Kamloops [British Columbia] Indian Residential School survivor Stanley Paul sings with students of South Kamloops Secondary School to honor the 215 children whose remains were discovered near the facility / Cole Burston / AFP

The State-Planned Part of Genocide

Reckoning with unmarked graves and Christian complicity.
By George “Tink” Tinker

George “Tink” Tinker is professor emeritus at Iliff School of Theology in Denver and a citizen of the Osage Nation. He spoke with Sojourners' Jenna Barnett.

“TWO-HUNDRED-FIFTEEN children were buried in unmarked graves at Kamloops Residential School in British Columbia—that was just the first. We’re going to see this repeated across the continent from the Arctic North down to the Rio Grande. It’s not over. It’s just starting.

The boarding schools—what they call residential schools in Canada—were a state-planned part of the genocide of the American Indians. They were a way of removing an obstacle to getting the land and the resources. The boarding schools were part of the intentional destruction of the American Indian worldview [to give rise to] the Euro-Christian worldview of radical individualism, of private ownership, of hierarchy.

Private ownership of land is considered a fundamental human right to Euro-Christians. What good does that do for Indians, who want to honor the Earth as a close relative—as a mother, a grandmother? It was always, first of all, about the land, and still is today as we see pipeline after pipeline in Canada and the U.S.


When I read Facebook and the responses of liberal, white, Euro-Christian people to these revelations, I see a proliferation of teary-eyed emojis: sadness. Screw sadness! Euro-Christian people should be mad as hell that your privilege, power, and ownership of land on this continent is rooted in those children dying that way and being buried by the missionaries or by government officials in government schools without even notifying the parents, because [those children] were not yet considered human until converted to Christianity.

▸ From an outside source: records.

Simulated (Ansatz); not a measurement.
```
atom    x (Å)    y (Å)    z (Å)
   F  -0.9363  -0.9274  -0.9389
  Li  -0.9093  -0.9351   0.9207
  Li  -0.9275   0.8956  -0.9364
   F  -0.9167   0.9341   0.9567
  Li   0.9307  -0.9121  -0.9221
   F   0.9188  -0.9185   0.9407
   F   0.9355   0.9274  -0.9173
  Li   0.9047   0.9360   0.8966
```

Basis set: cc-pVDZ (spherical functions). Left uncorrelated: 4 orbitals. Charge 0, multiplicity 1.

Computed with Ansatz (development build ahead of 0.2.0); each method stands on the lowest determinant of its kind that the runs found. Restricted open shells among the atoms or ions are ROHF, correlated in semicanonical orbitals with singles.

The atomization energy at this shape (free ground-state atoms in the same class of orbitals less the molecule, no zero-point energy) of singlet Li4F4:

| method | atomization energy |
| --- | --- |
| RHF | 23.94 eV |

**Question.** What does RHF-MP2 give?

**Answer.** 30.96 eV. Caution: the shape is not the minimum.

The churches were part of the political system from the very beginning and the churches need to change the political system now. A variety of denominations in the past 20 years took action to disavow the Doctrine of Discovery. How much land did Indians get back? What did it accomplish? That’s only a tiny first step. It’s time to roll up your sleeves and go to work.”

This appears in the September/October 2021 issue of Sojourners

George “Tink” Tinker is professor emeritus at Iliff School of Theology in Denver and a citizen of the Osage Nation.